Are We Even Making A Difference? Archived Post 1.25.10

Are We Even Making a Difference?

January can be a very bleak month in education.    The days may actually be getting longer, but the skies are so dark that it can be hard to notice.  We are being pushed forcefully through the funnel of midterm exams.    There is a feeling of frustration that we still have a half-year left and a feeling of desperation that there is only a half-year remaining.   We are getting closer to those days when school boards make the decisions that fund or eliminate our programs and our positions.  And we ask ourselves….

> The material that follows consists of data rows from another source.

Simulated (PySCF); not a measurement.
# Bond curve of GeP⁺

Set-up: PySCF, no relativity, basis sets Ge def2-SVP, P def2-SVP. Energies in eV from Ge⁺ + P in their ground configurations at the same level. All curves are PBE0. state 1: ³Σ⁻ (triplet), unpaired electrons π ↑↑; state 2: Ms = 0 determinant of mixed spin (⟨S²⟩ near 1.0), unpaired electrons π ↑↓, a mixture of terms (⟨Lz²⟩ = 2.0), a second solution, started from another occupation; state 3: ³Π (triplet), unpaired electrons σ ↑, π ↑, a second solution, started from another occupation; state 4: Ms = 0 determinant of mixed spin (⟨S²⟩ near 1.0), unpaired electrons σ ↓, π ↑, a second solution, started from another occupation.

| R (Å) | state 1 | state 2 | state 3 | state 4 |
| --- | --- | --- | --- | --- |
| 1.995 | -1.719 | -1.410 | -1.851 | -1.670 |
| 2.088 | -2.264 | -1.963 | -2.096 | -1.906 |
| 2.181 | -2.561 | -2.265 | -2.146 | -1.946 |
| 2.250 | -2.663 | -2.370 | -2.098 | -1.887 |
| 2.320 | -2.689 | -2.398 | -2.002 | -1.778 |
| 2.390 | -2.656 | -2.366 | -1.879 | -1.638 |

Are we even making a difference?

There were many Januarys (and Junes) when I was sure that the answer was no.

I was wrong.

I used to think that “making a difference” meant “fixing everything.”

I was wrong.

I never fixed a thing.  I never rescued a child from poverty.  I never saved a student from suicide.  I never turned a D student into an A student.

I never inspired a student not to drop out of school.  I never convinced every colleague to change a curriculum.  I never revamped a program that was a disservice to students.  I never turned an administrator into a building leader.

I never graduated a newly bilingual student.  I taught a rare few students who achieved a 100 on a state exam.    I couldn’t convince  a district to expand our program.    For fifteen years, I didn’t manage to take students abroad.   I didn’t coach a team that won a state title.

I often wondered WHAT I was doing.   I sometimes wondered if I should stop teaching.  I occasionally wondered if anyone would care if I did.

Then, little by little, the years went by.  Life forced me to look at things in a different way and my perspective shifted.  I realized that “fixing everything and saving everyone” were not part of my job description.  To be honest…..I figured out that for most teachers…there is no job description. …just a giant checklist.  A checklist that could never be completed.  So I stopped trying.

Realizing that I wasn’t saving/fixing the world and that I could never do it all freed me to finally do what DOES make a difference:  the day to day interactions with my students as citizens of the world.

My lessons became less about getting through the material and more about connecting the material to the student.    My focus changed from being the teacher to working with the students.  I began to listen.    I began to watch.   I stopped comparing my students to the ones I thought I should have and started to concentrate on appreciating the students I did have.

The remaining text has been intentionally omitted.